The Passing Show -- The Life and Music of Ronnie Lane, is a documentary film about the late Ronnie Lane, founder of two of England's all time great bands, the Small Faces in the '60s and the Faces (with Rod Stewart and Ronnie Wood replacing Steve Marriott) in the early '70s. The film has its world premiere at SXSW on Thursday, March 16, at 1:30pm at the Austin Convention Center.

The Passing Show was meant to take music back to the people, and out of the hands of the music business. They had a caravan of decrepit old vehicles, former circus tents and fronts, clowns, jugglers, and just rode up and down the back country of England, setting up wherever they stopped and playing, often in front of as few as a dozen people.

It was, of course, a form of inspired lunacy, and wound up costing Lane most of the fortune he'd earned in the Faces. But not before hugely influencing his two closest mates, Eric Clapton and Pete Townshend, and a host of British bands to come, among them Paul Weller, Oasis, Blur, and The Pogues.

Ronnie Lane was an innocent who saw through status, pretension and hype. He turned his back on his massive material success, and all the commercialism of the music business, and went chasing ideals. He had more than his fair share of disasters, but until his final illness, he shook them off and started again.

Even when he was a superstar, Ronnie had the nerve to recruit musicians around the pubs, choosing them because he liked their attitude -- not because of their reputations or even their skill. With this approach he brought all sorts of diverse influences together, and is recognized as a powerful creative force. His music spanned Pop, Soul, Rock, Country and Folk.
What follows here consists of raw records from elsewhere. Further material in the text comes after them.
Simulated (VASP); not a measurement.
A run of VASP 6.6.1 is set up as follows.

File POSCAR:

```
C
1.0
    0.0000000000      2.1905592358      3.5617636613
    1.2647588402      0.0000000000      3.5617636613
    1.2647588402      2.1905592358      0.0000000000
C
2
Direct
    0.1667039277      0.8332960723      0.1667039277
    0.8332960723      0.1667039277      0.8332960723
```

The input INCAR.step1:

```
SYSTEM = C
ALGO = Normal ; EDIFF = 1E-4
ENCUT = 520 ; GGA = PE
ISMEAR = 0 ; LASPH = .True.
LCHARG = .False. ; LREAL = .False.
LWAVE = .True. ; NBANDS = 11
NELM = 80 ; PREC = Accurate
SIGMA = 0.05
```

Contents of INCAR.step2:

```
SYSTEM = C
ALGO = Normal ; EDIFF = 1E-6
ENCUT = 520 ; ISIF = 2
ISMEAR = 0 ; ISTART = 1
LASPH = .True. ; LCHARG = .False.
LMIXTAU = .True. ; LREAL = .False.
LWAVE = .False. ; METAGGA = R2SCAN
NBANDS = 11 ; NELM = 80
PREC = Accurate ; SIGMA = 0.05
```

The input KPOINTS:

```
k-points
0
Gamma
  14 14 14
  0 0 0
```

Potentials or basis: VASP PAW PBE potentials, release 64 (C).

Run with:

Ronnie always played for the sheer joy of entertaining people, whether he had an audience of 12 or 12,000, but he also wrote some of the most heartfelt and haunting songs of his time.

Nowadays more than ever we need reminding of how to throw off the shackles of cynicism and materialism. We need Ronnie's example of living life as if it was a Passing Show -- valuing people we meet for who they are not what we can get from them, enjoying giving more than receiving, and not taking ourselves too seriously.